The basic difference between consignment and joint venture is the nature of the relationship between in the parties
However, there are other differences between consignment and joint venture including the parties involved, the relationship between them, profit-sharing and ownership rights.
In the United States, a joint venture is a business arrangement between two or more parties, in which the parties agree to pool their resources for the purpose of accomplishing a new project or a new business activity. The participants in the joint venture share profits, losses and costs derived from the venture business activity but the venture remains an entity separate from the partners’ other business interests. In the case of consignment however, the relationship between the parties is that of a principal-agent.

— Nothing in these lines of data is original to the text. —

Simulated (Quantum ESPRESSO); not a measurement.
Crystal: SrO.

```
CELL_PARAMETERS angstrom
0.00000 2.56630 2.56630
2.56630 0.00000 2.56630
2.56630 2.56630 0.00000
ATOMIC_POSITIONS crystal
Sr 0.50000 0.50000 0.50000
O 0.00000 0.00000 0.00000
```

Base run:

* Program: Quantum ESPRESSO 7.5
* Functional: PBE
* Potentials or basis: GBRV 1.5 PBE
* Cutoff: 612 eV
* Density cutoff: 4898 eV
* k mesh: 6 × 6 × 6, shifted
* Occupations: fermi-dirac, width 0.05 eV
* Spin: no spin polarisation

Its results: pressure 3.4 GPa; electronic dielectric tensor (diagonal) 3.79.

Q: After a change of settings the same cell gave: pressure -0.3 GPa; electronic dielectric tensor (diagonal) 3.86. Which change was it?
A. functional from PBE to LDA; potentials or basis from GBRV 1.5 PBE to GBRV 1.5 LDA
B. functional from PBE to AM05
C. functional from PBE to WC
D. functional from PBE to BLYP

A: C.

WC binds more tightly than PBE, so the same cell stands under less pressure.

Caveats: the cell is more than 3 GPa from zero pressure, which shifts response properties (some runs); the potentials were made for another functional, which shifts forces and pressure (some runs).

Consignment is a trade arrangement in which the seller (consignor) sends goods to the buyer (consignee) for further resale to third parties without getting payment for the goods sent. The seller is paid only when the goods are sold. The seller retains title to the goods. The title is transferred directly to the third-party purchaser upon sale. Aside from delivering goods for resale, the seller may also deliver goods as raw materials or parts that are used in the buyer’s equipment or to produce a finished product. A consignment contract is especially frequent in sectors such as jewelry, tapestry, antique and fine arts.
Both consignment and joint venture are useful tools to enter a new market or test a product in a new market
It allows the parties involved to access new customers and use facilities, know-how and other resources that they would otherwise not have. Further, in the United States the rules applicable to both consignment and joint ventures arise under the laws of the various states.
The main differences between consignment and joint venture are as follows:
- Nature of Relationship
Joint Venture: It is a temporary partnership between two or more parties.
Consignment: It refers to a principal (seller) sending goods to his agent (buyer) for sale to third parties.
Joint Venture: The participants in a joint venture are called co-ventures.
Consignment: The parties to a consignment agreement are known as consignor and consignee.
Joint Venture: The relationship between co-ventures is like that of partners in a partnership.
Consignment: The relationship between consignor and consignee is a principal-agent relation.
- Profit Sharing
Joint Venture: Co-ventures share the profits and losses of the joint venture in their agreed proportion.
Consignment: The consignor and consignee do not share profits; the consignee receives a commission.
- All Rights
Joint Venture: The co-ventures enjoy equal rights in a joint venture.
Consignment: The consignor and consignee do not enjoy equal rights. The consignor has the rights of a principal and the consignee those of an agent.
- Governing Act
Joint Venture: The joint venture is governed either by the contract law in each U.S. state or the business organizations acts of each U.S. state.
Consignment: The relation between the consignor (seller) and the consignee (buyer) is governed by Law of Agency because it involves a principal – agent relation.
Joint Venture: Co-ventures have unlimited powers with respect to the joint venture.
Consignment: The consignee’s powers are limited. The consignee is the agent who follows instructions from the consignor.
Joint Venture: The co-ventures are the co-owners of the joint venture.
Consignment: The consignor is the owner of the business activity – the goods.
- Information Sharing
Joint Venture: The co-ventures share the required information on a regular basis.
Consignment: The consignee prepares and shares an account of sales with the consignor detailing the business activities carried on.
- Maintenance of Accounts
Joint Venture: The co-ventures maintain the accounts as specified in the joint venture agreement.
Consignment: There is only one method of maintaining the accounts of the consignment.
- Basis of Accounting
Joint Venture: In joint venture cash basis of accounting is applied.
Consignment: Actual basis of accounting is applicable.
Joint Venture: The joint venture terminates when the venture is completed.
Consignment: The consignment is continuous for as long as both the consignor and consignee agree.